It wasn’t so long ago that the one thing you might be certain to find in many downtown New London storefront windows was a for sale sign.
Indeed, even during the last real estate boom, the one that ended with the collapse of the housing bubble and the start of the Great Recession, downtown largely sat out the big dance, full of dilapidated and empty arks no one seemed to want.
But the band seems to have struck up lately, and downtown New London real estate is in high demand for the first time in a long while.
"From the fire department (on Bank Street) all the way up to State Street is a very hot market," said David Preka, the owner of general contractor Advanced Improvements, who just bought two downtown buildings, the former Roberts Music stone building at 90 Bank St., which he is renovating into apartments and retail space, and an apartment building with ground-floor retail at Bank and Green streets.
"Also very promising is the section (of State) from the intersection of State and Bank all the way up to the library," he said.
In addition to work on its own building, Preka’s company just finished a project creating three new luxury lofts on lower State Street.
Quinn & Hary Marketing last week hosted a celebratory open house at the firm’s new renovated State Street offices facing The Parade.
Workers with New London-based contractor Yankee Remodeler have begun a major building renovation on Bank one block from State. Investor Eric Hamburg of Westport-based Industrial Renaissance LLC, a major developer, has purchased not only the Capitol Theater on Bank, but the two adjacent buildings, with plans to create a wide swath of new retail space.
I have been around New London since the days when much of State Street was the failed Captain’s Walk pedestrian mall, canned music wafting out over the abandoned street. I’ve seen some encouraging development over the years since, but nothing like the boom going on now.
There are still a lot of empty storefronts, which eventually could fill out with more apartments developed. And the owners of some empty buildings still may hold on longer, until the market further improves.
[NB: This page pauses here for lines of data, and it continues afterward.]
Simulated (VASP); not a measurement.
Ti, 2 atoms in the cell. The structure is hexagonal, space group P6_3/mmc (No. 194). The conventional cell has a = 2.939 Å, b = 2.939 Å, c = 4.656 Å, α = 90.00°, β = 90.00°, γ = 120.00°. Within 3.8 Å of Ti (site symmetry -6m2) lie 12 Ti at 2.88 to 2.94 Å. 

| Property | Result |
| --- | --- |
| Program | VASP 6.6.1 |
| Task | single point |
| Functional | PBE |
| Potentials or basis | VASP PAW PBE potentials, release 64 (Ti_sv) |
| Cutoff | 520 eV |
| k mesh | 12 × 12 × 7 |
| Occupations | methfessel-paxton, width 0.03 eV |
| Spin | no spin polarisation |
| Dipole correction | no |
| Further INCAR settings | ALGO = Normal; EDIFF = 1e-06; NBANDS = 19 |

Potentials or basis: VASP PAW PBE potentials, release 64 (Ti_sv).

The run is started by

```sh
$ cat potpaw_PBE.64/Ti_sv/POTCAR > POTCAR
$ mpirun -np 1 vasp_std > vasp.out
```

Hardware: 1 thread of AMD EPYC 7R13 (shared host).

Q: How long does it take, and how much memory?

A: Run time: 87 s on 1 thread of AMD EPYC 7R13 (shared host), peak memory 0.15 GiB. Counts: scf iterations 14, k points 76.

Connie Howard, an agent with U.S. Properties, which does a lot of commercial real estate brokerage in New London, says she actually has a waiting list of buyers interested in any buildings on Bank or State that come on the market.
"Downtown properties are especially in demand," she said.
Most in demand are buildings suitable for retail on the first floor and apartments on the upper floors, she said.
The price of a large office building at 300 State St. was just lowered to $1.2 million, and there is a lot of interest, she added.
The upswing began sometime around last spring and has been improving, she said.
"We are showing buildings we haven’t shown in six months or a year," she said.
Howard said some of the interest seems to be driven by the promise of a new National Coast Guard Museum downtown. But she thinks the robust hiring at Electric Boat seems to be driving even more of the demand for properties, especially those with residential potential.
Preka says he thinks EB workers may be among those interested in the apartments he is developing, but he believes the market is driven more by local residents who like the idea of downtown living, walking to bars and restaurants.
That would make New London part of a national trend, with interesting, walkable villages and downtowns becoming more appealing, especially to young people, than suburbs.
I asked Preka if he might be pursuing any other buildings downtown.
The one thing that might give him pause, said the president of the Builders Association of Eastern Connecticut and chairman of the Groton Economic Development Commission, is the city’s development approval process, which he said is slow.
"It could be streamlined," he said.
That little warning chirp, from someone familiar with many development regulations in towns across the region, is one that New London officialdom should heed, as the development music swells.
Let the band play on.
This is the opinion of David Collins.